I just recently started working with Euler's Totient Function, and I came across the problem of solving for all possible integers $n$ such that $\varphi(n)=14$. I know there are similar questions with different numbers, I just wanted to verify if my approach was correct or I messed up since I could not find any $n$ satisfying that property.

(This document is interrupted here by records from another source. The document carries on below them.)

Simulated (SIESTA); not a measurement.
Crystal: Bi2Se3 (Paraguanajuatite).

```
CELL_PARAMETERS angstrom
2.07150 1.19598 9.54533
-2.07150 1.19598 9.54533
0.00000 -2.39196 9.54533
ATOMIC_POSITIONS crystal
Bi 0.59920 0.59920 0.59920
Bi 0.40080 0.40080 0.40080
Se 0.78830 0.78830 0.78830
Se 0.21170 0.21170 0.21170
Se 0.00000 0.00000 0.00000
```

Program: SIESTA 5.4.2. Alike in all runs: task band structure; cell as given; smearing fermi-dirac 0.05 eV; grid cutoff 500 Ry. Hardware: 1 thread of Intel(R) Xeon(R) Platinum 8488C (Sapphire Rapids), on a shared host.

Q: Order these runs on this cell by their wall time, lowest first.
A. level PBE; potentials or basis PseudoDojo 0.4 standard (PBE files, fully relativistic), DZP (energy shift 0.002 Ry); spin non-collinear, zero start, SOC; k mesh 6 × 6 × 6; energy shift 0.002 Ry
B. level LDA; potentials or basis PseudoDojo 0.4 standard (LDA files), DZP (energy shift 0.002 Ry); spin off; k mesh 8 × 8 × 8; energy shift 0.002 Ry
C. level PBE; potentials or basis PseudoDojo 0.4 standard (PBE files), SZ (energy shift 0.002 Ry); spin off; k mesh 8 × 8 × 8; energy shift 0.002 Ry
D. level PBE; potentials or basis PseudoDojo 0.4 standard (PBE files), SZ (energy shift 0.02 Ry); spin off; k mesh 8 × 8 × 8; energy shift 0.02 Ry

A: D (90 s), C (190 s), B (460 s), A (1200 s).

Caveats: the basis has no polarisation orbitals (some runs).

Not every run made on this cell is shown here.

We know $$\varphi(n)= \prod_{i=0}^{k} p_{i}^{a-1}(p_i-1)$$ From there we see $p_i \leq 15$ hence the primes are $p_i=\{2, 3, 5, 7, 11, 13 \}$. Ergo, we can write $n= 2^a\cdot3^b\cdot5^c\cdot7^d\cdot11^e\cdot13^f$. Using the fact that the Function is multiplicative, we can separate $$\varphi(2^a\cdot\ldots\cdot13^f)= \varphi(2^a)\cdot\ldots\cdot \varphi(13^f) = 2^{a-1}(2-1)\cdot3^{b-1}(3-1)\cdot\ldots\cdot13^{f-1}(13-1) $$
So I ended up with $\varphi(n)= 2^{a+6}\cdot3^{b+1}\cdot5^{c}\cdot7^{d-1}\cdot11^{e-1}\cdot13^{f-1}$. Then, since 14 has no factors $3, 5, 11, 13$ their exponents are at most $1$. Furthermore since $2$ and $7$ divide both divide $14$, I tried finding any combination with different multiplicities, but none yielded $14$ as a Totative.
Was my approach correct or did I miss something?